Michel Colombier shows all the external signs of an American in Paris. He arrives dressed in a rather curious combination of elegant sportswear (pants with many pockets, almost baggy) and strict bourgeois uniform (cashmere overcoat, tailored jacket), bringing forward the slender silhouette of a person of distinction and a smile full of perfectly aligned teeth.  We almost did not recognize him, we had kept an image leftover from record covers from the 70's: that of some sort of disheveled Zebulon, bearded and pale, having spent too many nights in the studio, with spectacles large enough to be confused with a Harley Davidson's side-view mirror.  Today he looks like an English lord, showing his age of 60 as if he were 50. An American in Paris all the way:  his wife and children are shopping in St Germain-des-Prés while he gives interviews at the café (de Flore, of course).

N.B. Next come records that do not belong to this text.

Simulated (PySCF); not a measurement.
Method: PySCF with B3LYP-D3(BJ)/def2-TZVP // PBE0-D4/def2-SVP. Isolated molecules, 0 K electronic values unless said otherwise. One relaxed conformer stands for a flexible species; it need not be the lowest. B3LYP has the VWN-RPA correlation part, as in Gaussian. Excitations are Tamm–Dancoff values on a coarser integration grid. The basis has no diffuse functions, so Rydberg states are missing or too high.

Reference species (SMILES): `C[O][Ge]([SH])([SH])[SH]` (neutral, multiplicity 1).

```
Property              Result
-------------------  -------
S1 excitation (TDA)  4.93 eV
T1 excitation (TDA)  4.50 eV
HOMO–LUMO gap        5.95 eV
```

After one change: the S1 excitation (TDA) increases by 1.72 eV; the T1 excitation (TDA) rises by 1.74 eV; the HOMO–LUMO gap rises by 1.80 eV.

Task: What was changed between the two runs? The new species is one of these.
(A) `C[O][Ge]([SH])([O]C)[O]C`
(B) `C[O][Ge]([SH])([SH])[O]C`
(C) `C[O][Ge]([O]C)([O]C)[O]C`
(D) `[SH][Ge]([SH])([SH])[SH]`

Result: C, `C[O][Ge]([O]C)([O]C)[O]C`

One must say that Michel Colombier, in spite of a deeply rooted French name, is almost American and practically not Parisian anymore.  He has been living and working in Los Angeles for almost thirty years, in the heart of the film industry, at the fringes of the record industry, always servicing one and at the bedside of the other, seldom with himself.  During the last 40 years of the music color chart, Michel Colombier has almost never left the gray: man of the shade, the "éminence grise", the power behind the throne; but never colorless. "I am comfortable being in the shadow", says he without any frustration, "I have  never missed the lack of notoriety.  No one ever knew that I wrote the music for Antenne 2's opening and closing titles (with Folon's animated blue men)  or the one for Salut les copains. I started as the ghost writer for Michel Magne, I grew up like this.  My father had very strict principles, he was a purist, he used to remind me that an artist is serving the art and not the other way around."   His ego equals zero on the vanity scale, but his interior wealth is probably worth more than all the adulterated praises.  Do we know that Colombier wrote the score of Purple Rain while the rain of superlatives were only showered toward Prince?  Do we know that, more recently, he was the other Frenchman working for Madonna while his name never made it to the lips of the cow-girl?  Experienced in being eclipsed, Colombier has only raised his voice once, in 1967, when the first release of "Messe pour le temps présent"  was distributed in the stores without mention of his name, crediting only Pierre Henry.  The sleeves were reprinted, but thirty years later, one still only hears of the clever grand father of "musique concrete" forgetting that what really titillates the DJ's, the ad agencies and the dancers of the techno-planet, are the disturbing jerks unpinned by Colombier and his uncontrollable grooves.  Colombier diplomatically states: "my music alone would have never interested the public, it was, in that case, a fusion. Pierre's edits and sound effects have brought a formidable touch, invaluable".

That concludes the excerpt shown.